How to do physical {Kanban|Taks|Scrum} boards virtually

originally by Michael Mahlberg on agile-aspects
How to do physical {Kanban|Taks|Scrum} boards virtually

As I’ve mentioned earlier most of the time it is a good idea to start visualization with a physical board. And very often it is a good idea to stick with that. For all the reasons that make it worthwhile to start with it.

One of the biggest advantages of a physical board is the one thing that command and control organizations perceive as it’s biggest drawback: A physical board knows nothing about the process.

The fact that the physical board knows nothing about the process forces the people who use it, to actually know about their working agreements. And to negotiate them. And to make them explicit in some way. Well, at least if the want to remember the gist of their long discussion from Friday afternoon on Wednesday morning.

As my esteemed colleague Simon Kühn put it all those years back: The intelligence is in front of the board.

But we’re all working remote now

Now, that we‘re not in a shared office space anymore, real physical boards are hard to do, aren’t they? Well – yes and no. If you look at the important advantages of physical boards, they are easy to replicate with today’s electronic white board solutions.

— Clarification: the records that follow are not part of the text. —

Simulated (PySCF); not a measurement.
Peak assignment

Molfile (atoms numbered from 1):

Whether you use use google drawings, miro, or conceptboard –to name just the ones I’m familiar with– is mostly a question of taste and, more importantly, legal and company policy considerations.

Using a simple collaborative whiteboard enables people to have most of the advantages they can have from physical board, while retaining the advantages of remote work.

What are the big advantages of a physical board?

A physical board can easily be changed by everyone. Just pick up a marker and draw something on it. The same is true for electronic whiteboards. In both cases it is a good idea to also have a talk with your colleagues to make sure they are okay with the additional (or removed) thing you did to the board.

One could say “individuals and interaction over workflows (process) embedded somewhere in a ticket system (tool)” – just to reiterate the first value pair from the Manifesto for Agile Software Development as an argument for “physical” boards.

Physical boards have extremely quick iterations. Trying out whether a new policy makes sense takes just a pen, a sticky note, a quick discussion and a couple of days (sometimes only hours) to see if it works. Conversely, with ticket systems even proposing a change to the admins often takes weeks and needs a predefined concept and sign-off. Not exactly agile. But with electronic whiteboards you can do just the same things you would do on a physical board. Which is why they provide tremendously quick feedback loops.

And as Boyd’s law of iteration says: speed of iteration beats quality of iteration.

If you decide to add a new status on a physical board or add new meta-information on a ticket, you don’t have to migrate all the old tickets. And you don’t have to coordinate that meta-information with the names of the meta-information of all other projects in the organization. Another huge an advantage of physical boards over ticket systems. And you can achieve the exact same independence with electronic white boards.

But where do the details go?

When I have these discussion in real life, I usually get a couple of questions about the details. Let’s look at two of them.

Q: On a physical board I used to write my acceptance-criteria on the back of the card. I can’t do that with an electronic whiteboard.

A: True, but then again you can put a link on the card on the electronic whiteboard and that can point to almost any place you like. For example a wiki-page that contains that additional information.

Q: But if I use a dedicated bug tracker (the origin of Jira) or any other ticket system I have all those nifty fields for details.

A: But do you need them on the card? Wouldn‘t they better be put on a documentation page?

My general advise here: put only meta-data on the card and all the other information in appropriate systems like a wiki. This also gives you the opportunity to put the information where it belongs in the long run, instead of putting it on the perishable ticket. On the page related to the ticket you can just link to or include that central information.

But what about metrics?

One of the things that gets lost with the ”physical” board is the automated transcription of relevant data for statistics. And I have to admit that this is a real disadvantage. With an electronic whiteboard you could either write a little plugin that tracks the movement of the cards or do a very strict separation of concerns and use different tools for different topics.

A word of caution – writing that little tool for the electronic whiteboard might not be that easy, after all. And even if you were going to do that eventually, it would be a good idea to start by collecting the metrics manually.

Either way: if you start with the metrics that you really need now and create your own tools for those –based on spreadsheets or databases, after all you’re in the software development business— you have a huge advantage over the metrics provided out of the box by many tools: you actually know, what the data means.

And some of the most important metrics are actually easy to evaluate and some of them even easier to capture.

Just give electronic whiteboards a try – if you adhere to the same ideas and first principles that guide your usage of a physical whiteboard you should reap almost all of the same benefits and get a couple of helpful things like links on the cards and enough space for dozens of people to stand in front of the board on top.